Ideas prepared in the press and broadcasting were then formulated in the highest places in the Bundestag; at the same time the law prohibiting referenda on nuclear rearmament was passed. Voters were thus deprived of having a say on a question of life and death in German politics, and their representatives had the choice of behaving like obedient and diligent little bourgeois citizens (sine ira et studio) or suffering threats as a result of ministerial interventions both on the job and when exercising their rights to free speech.

The third phase has now set in with this Rotbuch from the "Save the Freedom" committee that lists the names of its victims in neat alphabetic order over pages and pages, mingling the living with the dead, annulling their anonymity, and opening a new German ghetto show. The "meditation" on the political role of the intellectual in our country has become an invitation to a pogrom; individual voices of warning have become grand inquisitors of the Christian Democratic persuasion; saviors of freedom have shown their true colors as pioneers of a new German fascism.

The system is clear, and quite hideous. But this is not yet enough. The opposition has accumulated facts that cannot be neutralized without the use of force. And so, when there is no proof of subversive contacts, the last resort is to take offensive action in the media, and publish lies and crass falsehoods. The Rotbuch even goes so stupidly far as to repeat libelous assertions that the federal government's Bulletin already had to deny earlier, and thus offers the reader such a plethora of naked untruths that it destroys even a potential willingness to believe what is in the book. The screw has been turned too far, the attack parried. Legal actions are coming on hard and fast; Jesko von Puttkammer procured a court order from the federal prosecutor, and word has it that the club is breaking up.

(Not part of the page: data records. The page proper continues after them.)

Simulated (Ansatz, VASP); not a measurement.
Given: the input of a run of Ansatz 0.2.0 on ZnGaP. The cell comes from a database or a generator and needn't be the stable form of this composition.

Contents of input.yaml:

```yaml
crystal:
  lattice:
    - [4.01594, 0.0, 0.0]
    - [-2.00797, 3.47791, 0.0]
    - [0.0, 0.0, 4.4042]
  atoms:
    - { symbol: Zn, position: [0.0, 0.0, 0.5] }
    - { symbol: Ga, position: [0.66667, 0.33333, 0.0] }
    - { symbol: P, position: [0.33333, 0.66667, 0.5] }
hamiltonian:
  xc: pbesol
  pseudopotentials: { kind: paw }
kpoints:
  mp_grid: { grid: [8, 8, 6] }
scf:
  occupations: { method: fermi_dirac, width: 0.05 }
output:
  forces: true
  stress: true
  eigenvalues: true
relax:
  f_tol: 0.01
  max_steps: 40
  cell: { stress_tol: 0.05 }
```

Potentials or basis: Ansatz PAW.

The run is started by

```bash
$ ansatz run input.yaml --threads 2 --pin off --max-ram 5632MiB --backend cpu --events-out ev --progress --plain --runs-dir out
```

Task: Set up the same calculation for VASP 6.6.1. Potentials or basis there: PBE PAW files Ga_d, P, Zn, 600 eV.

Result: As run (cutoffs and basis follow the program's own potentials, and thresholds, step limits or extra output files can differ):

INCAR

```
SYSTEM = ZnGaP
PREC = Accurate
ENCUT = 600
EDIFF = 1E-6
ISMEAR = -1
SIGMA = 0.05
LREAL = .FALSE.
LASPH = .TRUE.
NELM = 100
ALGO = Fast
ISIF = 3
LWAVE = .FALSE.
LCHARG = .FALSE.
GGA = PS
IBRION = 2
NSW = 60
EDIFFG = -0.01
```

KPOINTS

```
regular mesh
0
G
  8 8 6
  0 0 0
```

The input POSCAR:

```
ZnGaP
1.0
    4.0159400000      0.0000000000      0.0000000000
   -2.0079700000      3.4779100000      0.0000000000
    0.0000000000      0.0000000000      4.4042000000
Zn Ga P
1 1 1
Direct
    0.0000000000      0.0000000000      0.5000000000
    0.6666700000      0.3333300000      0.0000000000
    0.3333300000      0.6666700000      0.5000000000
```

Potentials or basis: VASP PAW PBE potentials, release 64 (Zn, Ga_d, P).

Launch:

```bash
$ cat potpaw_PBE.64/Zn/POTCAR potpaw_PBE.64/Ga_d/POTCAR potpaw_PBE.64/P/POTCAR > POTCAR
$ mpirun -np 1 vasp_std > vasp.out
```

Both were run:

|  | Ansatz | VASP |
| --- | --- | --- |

But this is not the first such case. Which is not just an innocuous fact. Let us recall that when the fuss over the Lex Soraya died down, Herr Schaeffer's much worse Law on the Protection of Honor appeared; when the anger over Herr Schroeder's 1958 Emergency Laws in Stuttgart seemed to have evaporated, he pushed for an Emergency Service Law - in other words, a law instituting a German territorial army. We do not yet know what kinds of changes in the Constitution will have come out of this Rotbuch that was put together by a disgraced committee, whose founding members are to this day cabinet ministers in the Adenauer government, ministers who are planning measures to tap telephones and censor mail; ministers who have initiated the production of West German rocket; ministers who want to mobilize the Bundeswehr against striking workers; ministers who continue to push for the nuclear rearmament of the Bundeswehr at a time of worldwide detente; ministers who proclaim the "liberation" of the German East; ministers who demand the death penalty for traitors.

We are not ready to believe that Bonn is planning a "Blitzkrieg" against the GDR although recognizing that something is unreasonable does not necessarily mean it will not happen. There has already been a time in Germany when people thought "This can't be true," and it was true, and cost millions of them their lives. Clearly, this must not happen; clearly, the political tendencies of the Federal Republic today justify every kind of fear; clearly, in this situation optimism is the reserve of fools, and all those who feel the suspicion, the mistrust, and the discomfort of the moment must come together in order to prevent what happened in the past from happening again. They say an ounce of prevention is worth a pound of cure, and we hardly need proof that prevention is what is required today."